Asheville resident William Meredith, one of a group of Libertarian Party members who regularly attend Council meetings, spoke during the public-comment portion of the presentation. He suggested that a diesel/electric train might not significantly decrease local air pollution. Instead, Meredith advocated using an alternative fuel derived from a plant such as hemp, adding that the technology exists and is efficient and practical. A smirking Vice Mayor Chuck Cloninger replied, “I’m sure DOT will examine alternative fuels, but I’ll bet hemp won’t be one of them.” Council voted unanimously to adopt the committee’s site recommendations.
Here we grow again
City Planner Paul Benson introduced resolutions of intent to annex five areas adjacent to the Asheville city limits: a 72.2 acre parcel in West Asheville (which includes the Lowe’s on Smokey Park Highway); 17 acres in upper Sondley in east Asheville; nearly 125 acres in Arden; and properties occupied by the Best Inn (on Hwy. 70 near Swannanoa) and the Old Dominion Freight Line facility (on Sweeten Creek Road). A memo from Planning and Development Director Scott Shuford briefed Council members on the state requirements governing annexation. The first step is adopting resolutions that identify the areas under consideration and fix dates for both an informational meeting and a public hearing. The informational meeting for all five areas will be held on Thursday, May 3; the public hearings are scheduled for Tuesday, May 22. Both will take place in the Public Works Building.
Mayoral candidate Dave Goree, a libertarian, asked Council members whether residents of those areas had requested or even wanted the annexation. “It’s a violation of the American system to have this [annexation] happen,” he said.
Sitnick explained that the residents would have a chance to express their views during the two scheduled meetings. She then explained why the city annexes outlying areas: “Annexation is about equity for people who live in an urban environment. All of the folks who live on the outskirts are using the city’s infrastructure to get to these places. That infrastructure is paid for solely by Asheville taxpayers. It’s a tax-equity issue.” Council unanimously adopted all five resolutions.
Asheville’s unique relationship with the Regional Water Authority and the state Department of Transportation cropped up to vex Council members once again. The RWA is the only such agency in North Carolina that must pay what are called “nonbetterment costs” for water lines relocated by the DOT during road construction.
Water Resources Director Tom Frederick presented a resolution authorizing the mayor to execute utility agreements with the DOT in connection with road-improvement projects for Pisgah Highway (phase 2), Hendersonville Highway, Sweeten Creek Road (phase 2) and bridge 512 on Old Hwy. 70. Council unanimously adopted the resolution with little fanfare.

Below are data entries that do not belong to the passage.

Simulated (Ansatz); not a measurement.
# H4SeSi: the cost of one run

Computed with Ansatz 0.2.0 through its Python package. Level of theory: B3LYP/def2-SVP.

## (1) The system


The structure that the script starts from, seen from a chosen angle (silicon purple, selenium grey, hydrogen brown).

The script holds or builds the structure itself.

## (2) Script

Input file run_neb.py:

Next up was City Attorney Bob Oast, with a resolution asking the mayor to execute an indemnification agreement with the Regional Water Authority that would limit the Authority’s financial liability in case the relocated water lines proved faulty. “As your attorney, I can’t recommend this,” cautioned Oast. After some discussion of the issues surrounding the agreement and the complex relationship among the city, the Water Authority and the DOT, Council members decided that they needed more information. During the public-comment period, Hazel Fobes (the chair of Citizens for Safe Drinking Water and Air) captured the feelings of frustration that permeated the chamber, saying, “This is all rooted in a water agreement that is antiquated, and it must be redone.” Council voted to table the issue until a later date.
The great debate
Toward the end of the Feb. 27 formal session, Mayor Sitnick had asked Oast to draft amendments to Council’s policy governing public comment. (That meeting ended on an abrupt note when local cannabis activists Dan Waterman and Dave Mittler, dressed as “cannabis clowns,” butted heads with Sitnick over the legitimacy of Mittler’s group; the mayor adjourned the meeting in the middle of Mittler’s time at the lectern.)
But before the amendment could be considered on March 13, Council backed away from the policy change. Sitnick started the discussion by commenting, “Let’s not create an administration boondoggle for the 99.9 percent of the people that don’t abuse the process.” Council member Brian Peterson then grabbed the baton, adding, “I’d rather not see Council get into saying this is a legitimate group and this isn’t.” Those sentiments were echoed by their colleagues. The consensus was that the rules don’t necessarily need to be changed — just followed closely and administered fairly. “We respect the speakers, and the rules reflect that, but we expect respect in return,” observed Council member Ed Hay.
An example of how the rules can be bent had come earlier that same evening. During the public-comment portion of the passenger-rail discussion, Fred English rose to express his disbelief over the project’s stated cost. He then segued into a diatribe against Waterman and Mittler’s clown stunt two weeks earlier. (This time, Mittler and Waterman had abandoned the clown outfits in favor of colonial garb — crushed-velvet jackets and knee breeches — but their ponytails were real.) English was interrupted by Vice Mayor Cloninger, who asked whether English’s comments had to do with passenger rail service.
English deftly dodged the question and continued berating Waterman and Mittler, calling them “Paul Revere and the Raider” and suggesting that they “move to Ann Arbor, Mich., where a fine for marijuana possession is $5, or San Francisco, where it’s cheaper.” He added, “I was born and raised in these mountains.” Though well into retirement age, English then puffed up his chest and, glaring at the two men, declared: “You don’t need to look in the dictionary to find the definition of mountain man. You just need to look at me.” Then, after a long, tense moment, English took his seat.
So when Waterman later rose to speak out against the proposed changes to the public-comment rules, he cited English’s comments from earlier in the evening. English’s digression, said Waterman, was an example of the unfair way that Council applies its own rules. It shouldn’t matter, he said, whether Council members agree or disagree with the subject matter. “Don’t cut down the channels. If you do so, you are no longer leaders — you are autocrats,” proclaimed Waterman.
When it was Mittler’s turn, he opted for a more Socratic strategy, posing frequent questions to City Council and pausing for answers. Finally, referring to Mittler’s organization, Asheville People for Cannabis Education, Council member Terry Bellamy commented, “I was educated two weeks ago; I’ve had enough education.”
Mayoral candidate Mickey Mahaffey, one of several members of the public to speak out against the behavior of the cannabis clowns as well as against changes in the public-comment policy, said, “I can’t sit here tonight and listen to [the clown’s] disparaging remarks.”
In the end, Council voted to table the proposed amendments.